HI Raitori, I felt just like you at one time. someone once told me where there is life there is hope. as long as we are living and not pushing up daiseys there is always room for change, new beginnings and second chances.

I started my life over at the age of 40 and I would not trade the last 4 years for anything. The victory is so much sweeter when it has been well earned. and I put in 25 years of husting backwards to figure out I was going the wrong direction :rolleyes:

now that I am moving forward, I can look back at my past as a reminder of what not to do again.

hope you have a wonderful day.....it is a choice!:12:

light and love

Gail

free2bunme
06-22-2006, 01:00 PM
If we weren't trying to control whether a person liked us or his or her reaction to us, what would we do differently? If we weren't trying to control the course of a relationship, what would we do differently? If
we weren't trying to control another person's behavior, how would we
think, feel, speak, and behave differently than we do now?

What haven't we been letting ourselves do while hoping that self-denial
would influence a particular situation or person? Are there some things
we've been doing that we'd stop?

How would we treat ourselves differently?

Would we let ourselves enjoy life more and feel better right now? Would
we stop feeling so bad? Would we treat ourselves better?

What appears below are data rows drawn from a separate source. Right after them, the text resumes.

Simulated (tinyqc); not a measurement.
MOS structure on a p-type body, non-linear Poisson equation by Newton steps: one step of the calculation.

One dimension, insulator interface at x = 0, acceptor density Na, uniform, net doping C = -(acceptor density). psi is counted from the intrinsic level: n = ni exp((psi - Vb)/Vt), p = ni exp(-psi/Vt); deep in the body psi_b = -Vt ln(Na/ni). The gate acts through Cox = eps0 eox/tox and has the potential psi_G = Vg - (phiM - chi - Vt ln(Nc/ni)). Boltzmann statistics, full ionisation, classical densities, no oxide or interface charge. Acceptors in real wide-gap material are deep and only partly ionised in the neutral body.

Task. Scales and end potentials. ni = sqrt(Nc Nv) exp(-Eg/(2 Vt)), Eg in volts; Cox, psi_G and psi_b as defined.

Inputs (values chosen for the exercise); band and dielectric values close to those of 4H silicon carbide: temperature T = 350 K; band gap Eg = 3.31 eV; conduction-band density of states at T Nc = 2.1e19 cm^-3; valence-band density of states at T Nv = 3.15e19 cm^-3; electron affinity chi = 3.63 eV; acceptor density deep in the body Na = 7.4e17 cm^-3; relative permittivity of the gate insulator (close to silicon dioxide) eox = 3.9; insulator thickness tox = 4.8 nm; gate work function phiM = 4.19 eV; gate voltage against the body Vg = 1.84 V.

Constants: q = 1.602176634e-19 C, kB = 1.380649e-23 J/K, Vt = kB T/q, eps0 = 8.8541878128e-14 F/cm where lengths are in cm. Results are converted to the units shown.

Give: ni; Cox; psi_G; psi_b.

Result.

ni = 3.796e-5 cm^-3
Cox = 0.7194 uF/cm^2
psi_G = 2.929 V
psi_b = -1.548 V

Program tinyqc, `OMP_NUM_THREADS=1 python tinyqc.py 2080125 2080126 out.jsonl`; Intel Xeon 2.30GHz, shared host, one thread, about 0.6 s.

Interestingly, this post hit me totally differently than it did the first time I read it. Because I have given up trying to make other people change, as I did for the majority of my life, I thought that I had this pattern licked. But today I see my behavior in a whole new light. I tend to make decisions by taking into consideration the reactions of the difficult people in my life, most specifically my mother and father, rather than just letting them fend for themselves if they have a bad reaction. I try to protect them from themselves, if that makes any sense. And what happens is that I am very aware that I end up limiting myself in so many ways. It is very scary for me to let go of my need to control their reaction to me. I want to learn how and I will learn how, with my HP'S help.

clean42day
06-23-2006, 11:53 AM
I found my answer to most of the questions today are: just be myself. :109:

for most of my life due to being raised in a co-dependent and emotionally incesteous atmosphere I became something I wasn't in order to please people or at least avoid conflict. Walking on eggshells in our family was a natural consequence of belonging to the family structure. I thought this was normal and really didn't know any different. having personal autonomy was not taught or role-modeled, so I did what everyone else did. mold myself, my feelings, and actions to equal the path of least resistance, or to try and control outcomes.

as a result I never really had a sense of who I was or how to create a healthy independence from others. Actually I didn't believe I had the right to.

a lot of the unspoken covert rules that our family lived by were the hardest ones to uncover in recovery.

clear honest communication and speaking my truth was something I struggled to learn in recovery, not just with family members, but with everyone. it seemed backwards and too risky somehow, and maybe even selfish.

But it is a skill like any other skill.....it takes practice until healthy feelings eventually follow.

As soon as I learned it.....I jumped straight from being assertive to being aggressive.....and that is not all that healthy either.

Today I do take into consideration how my communication affects others but I don't get lost in the planning of all my words around their feelings. I do speak my truth.....but I don't get to blatently hurt others with my truth either. There is a balance and many times I still walk in the unknown grey area. But I must risk being true to myself because the alternative is to go back to something I'm not. and I refuse to do that for anyone today.

My sponsor says that other peoples reactions to me are "their work" and I do not get to save others from their work. Maybe that is exaclty the work they came into my life to do.....work on themselves. and without my truth they wouldn't get a chance to reflect on thier own. :1:

we learn a lot about ourselves in relationships and the learning goes both ways. trying to save someone from their learning is not only dishonorable, it is not my job. sometimes being in a lot of pain and extremely uncomfortable is exactly what motivates people to change. This was true for me, I must have faith that God will help others through theirs.